The far left is apoplectic over Sen. Barack Obama’s announced support for the compromise bill passed by the House last week making essential updates to the Foreign Intelligence Surveillance Act (FISA). The ACLU called the bill the “death march for the Fourth Amendment” and MoveOn.org is launching a campaign against Obama to get him to filibuster the bill in the Senate. Obama’s embrace of common-sense intelligence gathering reform is particularly painful for the left because it undermines all of the hyperbolic claims of lost civil liberties that supposedly occurred during the Bush Administration.

Passed in 1978, FISA required U.S. intelligence agencies to obtain warrants to monitor all communications made through wire and cable, but allowed agencies to monitor radio and satellite communications freely. At the time, technology was such that cable and wire calls were all domestic while the satellite and radio communications usually involved a foreign recipient. Since 1978, however, technology has changed. Now,  many international-to-international communications pass through wires and cables in the U.S. (think e-mail).

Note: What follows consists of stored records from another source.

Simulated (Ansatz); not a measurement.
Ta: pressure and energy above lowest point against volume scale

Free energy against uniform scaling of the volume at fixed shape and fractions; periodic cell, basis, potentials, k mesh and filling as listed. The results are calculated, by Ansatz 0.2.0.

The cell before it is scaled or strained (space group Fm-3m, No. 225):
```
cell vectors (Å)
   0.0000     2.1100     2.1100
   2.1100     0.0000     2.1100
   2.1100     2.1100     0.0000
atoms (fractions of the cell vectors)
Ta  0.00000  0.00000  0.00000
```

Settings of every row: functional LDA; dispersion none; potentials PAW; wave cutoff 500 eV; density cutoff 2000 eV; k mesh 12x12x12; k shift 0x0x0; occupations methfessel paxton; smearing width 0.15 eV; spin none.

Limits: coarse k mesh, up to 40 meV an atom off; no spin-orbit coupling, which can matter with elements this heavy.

In the aftermath of 9/11, President Bush (in consultation with Congress) instituted a terrorist-surveillance program that did not conform to FISA’s outdated requirements. The details of the program are still classified, but its focus is intercepting international-to-international communications and communications from international targets to people in the United States. Most observers believe Bush’s initial program is substantially similar to the program that the FISA court approved of last year.

The problem:  The legislation that allowed the FISA court to approve Bush’s program was temporary. This summer, liberals in Congress pushed to have that temporary FISA reform lapse, and now the FISA court can issue only individual warrants —  just as it had to under the 1978 law. The FISA court no longer is authorized to approve sophisticated programs such as the one protecting our country right now.

Liberals had every opportunity to know Obama would continue to use the same surveillance tools that Bush has. John Brennan, former National Counterterrorism Center director and current foreign policy adviser to Obama, told National Journal earlier this year that he supported giving immunity to telecommunication companies that complied with Bush’s post-9/11 program. And early last week, Obama told ABC News he didn’t oppose the NSA’s surveillance program.

From the beginning, the left’s rhetoric on this issue was completely overblown. By calling the surveillance program “warrentless wiretapping,” liberals made it seem like the government has routinely violated the Fourth Amendment since 9/11. Nothing could be further from the truth. Monitoring foreign communications no more violates the Fourth Amendment than Customs does when it searches your luggage when you enter the country. To date, privacy absolutists have been unable to point to any actual harm that individual Americans have suffered because of government surveillance. No wonder Obama has announced he will support common-sense FISA reform.

Quick Hits:

  • According to Rasmussen Reports, 64 percent of Americans believe restrictions on the ownership of handguns violates the Second Amendment.
  • Roadside bomb attacks and fatalities in Iraq are down by almost 90 percent over the last year.
  • According to the Washington Post, European officials are increasingly concerned that Obama’s pledge to talk to Iran without preconditions could rupture U.S. relations with key European allies.
  • According to the New York Times, Obama is just “like any other politician” and has strong ties to ethanol interests in his home state of Illinois.
  • Chinese government hackers have infiltrated more computers on Capitol Hill than initially suspected.